This post originally appeared on Murder Is Everywhere.
These days, photography seems to have become an expected skill for writers. Confession: I like to take pictures, but I don’t understand how to artfully compose them or wait until the right moment to get a great shot. I wish I’d learned more during my years as a newspaper features reporter, because so many photographers were working just over my shoulder.
When I think back on that era—the late 1980s—I remember that out of the newspaper’s whole photography department, just two photographers were women. This was a significantly greater gender gap than among the newspapers reporters, although there were many more males than females in the newsroom.
The composition of my newspaper’s staff made me all the more surprised and impressed to learn about India’s first woman photojournalist, Homai Vyarawalla. I first heard this name in a conversation with a smart and famous Bollywood actress. She said to me, “You probably already know about India’s first woman photojournalist, who was working in British India during the time of your books…”
I didn’t know anything about her. But I was intrigued.
Homai was born in 1913 into a priestly Parsi family who moved from Gujarat to Bombay for a better life; her father worked in the fledgling film industry that later became known as Bollywood. Some accounts say that Homai married at age 13; other accounts say that at 13, she met the man whom she later married. The gentleman in question, Manekshaw Vyarawalla, was both an accountant and a photographer. After high school, Homai went to Bombay’s famous training school for artist and artisans, the Sir Jamsetjee Jeejeebhoy School for the Arts. Homai was interested in painting, but because the new field of photography was booming and had paying jobs, she went for the latter. Her first jobs were snapping pictures of women and often went into the Bombay Chronicle. She earned one rupee per published picture.
Because Homai was a woman, she wasn’t considered a trained and reputable photographer, and she therefore had to use her husband’s name on her work. Later on, when she was accepted as a working photographer, she created a catchy professional name: Dada 13. This was a combination of her car license number, her birth year, and the age she was when she met Manekshaw.
During Homai’s years in Bombay, her pictures had a wide range of subjects, but during World War II, she and her husband shifted to New Delhi, and she was hired by India’s ministry of information to take official photographs as part of an imperial propaganda force: the British Information Service. (In my novel The Sleeping Dictionary, this was the kind of work Mr. Lewes undertook during the war). While Homai was shooting pictures for the government, Manekshaw Vyarwalla managed the studio and dark rooms where the film was processed.
Homai now had front row access to shoot both staged and candid photos of famous politicians and visitors to India. Among her typical subjects were Mahatma Gandhi, Lord Mountbatton, the Dalai Lama, Indira Gandhi and Jawaharlal Nehru, whom she considered her favorite subject of all time because he was both photogenic and fun to be with. Homai’s photographs were always shot in monochrome and processed by her; they are mostly part of the Alkazi Collection of Photography in New Delhi. Some of her most famous photographs are gathered in this story by Catch News. After the British were gone and there was no longer a need for British propaganda, she worked for the Illustrated Weekly of India, which ran from 1880-1983 and was kind of like Time, Newsweek and People rolled together.
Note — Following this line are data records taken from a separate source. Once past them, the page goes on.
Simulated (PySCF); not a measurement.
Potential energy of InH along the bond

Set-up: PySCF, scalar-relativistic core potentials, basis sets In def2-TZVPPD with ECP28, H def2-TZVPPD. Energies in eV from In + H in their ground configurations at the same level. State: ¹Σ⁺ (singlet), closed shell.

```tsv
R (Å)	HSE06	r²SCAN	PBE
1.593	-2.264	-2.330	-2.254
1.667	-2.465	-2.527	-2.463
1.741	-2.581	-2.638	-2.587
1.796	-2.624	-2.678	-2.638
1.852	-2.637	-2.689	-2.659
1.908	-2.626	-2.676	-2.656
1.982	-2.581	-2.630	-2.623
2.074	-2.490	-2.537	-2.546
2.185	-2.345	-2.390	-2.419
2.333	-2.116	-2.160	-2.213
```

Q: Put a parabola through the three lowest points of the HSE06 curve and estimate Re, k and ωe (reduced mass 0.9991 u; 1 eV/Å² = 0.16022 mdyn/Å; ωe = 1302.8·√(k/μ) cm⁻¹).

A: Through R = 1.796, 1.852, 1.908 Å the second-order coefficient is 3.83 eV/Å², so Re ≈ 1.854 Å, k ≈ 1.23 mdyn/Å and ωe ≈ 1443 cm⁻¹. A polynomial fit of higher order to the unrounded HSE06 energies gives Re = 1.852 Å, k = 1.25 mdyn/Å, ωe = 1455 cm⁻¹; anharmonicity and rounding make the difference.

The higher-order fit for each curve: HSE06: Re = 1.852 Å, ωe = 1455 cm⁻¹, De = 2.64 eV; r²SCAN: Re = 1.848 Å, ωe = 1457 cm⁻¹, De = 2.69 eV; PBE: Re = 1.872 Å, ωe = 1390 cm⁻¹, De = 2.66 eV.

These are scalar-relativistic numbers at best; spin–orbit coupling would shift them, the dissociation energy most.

Within the press corps, Homai Vyarawalla was a standout, with her practical but elegant short hairstyle and trademark sari or salwar kameez. Although many Parsi women felt free to wear dresses instead of saris, she chose the sari as her daily dress probably as a means of securing a bit of respectful distance at the chaotic, male dominated events. Yet she was no shrinking violet. Homai carried her own cameras, rode long journeys to get the pictures she needed, and did not ask for special favors. She talks about her special vintage cameras and the adventures they brought to her in this documentary film by producer CS Lakshmi.
In 1970, one year after her husband’s death, Homai abruptly quit working as a photographer. She was at the peak of her career, but she said she was sick of the rude behavior of the photography corps. She retired to live with her only child, now an adult, and after his death, stayed alone in a walk-up apartment without a telephone in a small town. Far removed from the life she’d once lived close to the top of Indian politics and power, she passed her days quietly and thriftily, sewing her own clothes and doing other homemaking. Yet journalists persisted in visiting to ask about her trailblazing career, before she passed away in 2012 at age 98. Fortunately, she was awarded the Padma Vibhushan, India’s second highest civilian honor, in 2011, when she was still alive to receive it.
Being first at something, and even being very good at it, does not guarantee a long or well-paid or publicly honored career. Such was the situation for Cornelia Sorabji and Mithan Tata Lam, India’s first two women lawyers. But the joy for the ones who come afterward is exploring the records they left for us. These great ladies may not have felt like legends during their lifetime, but the work they left ensured it.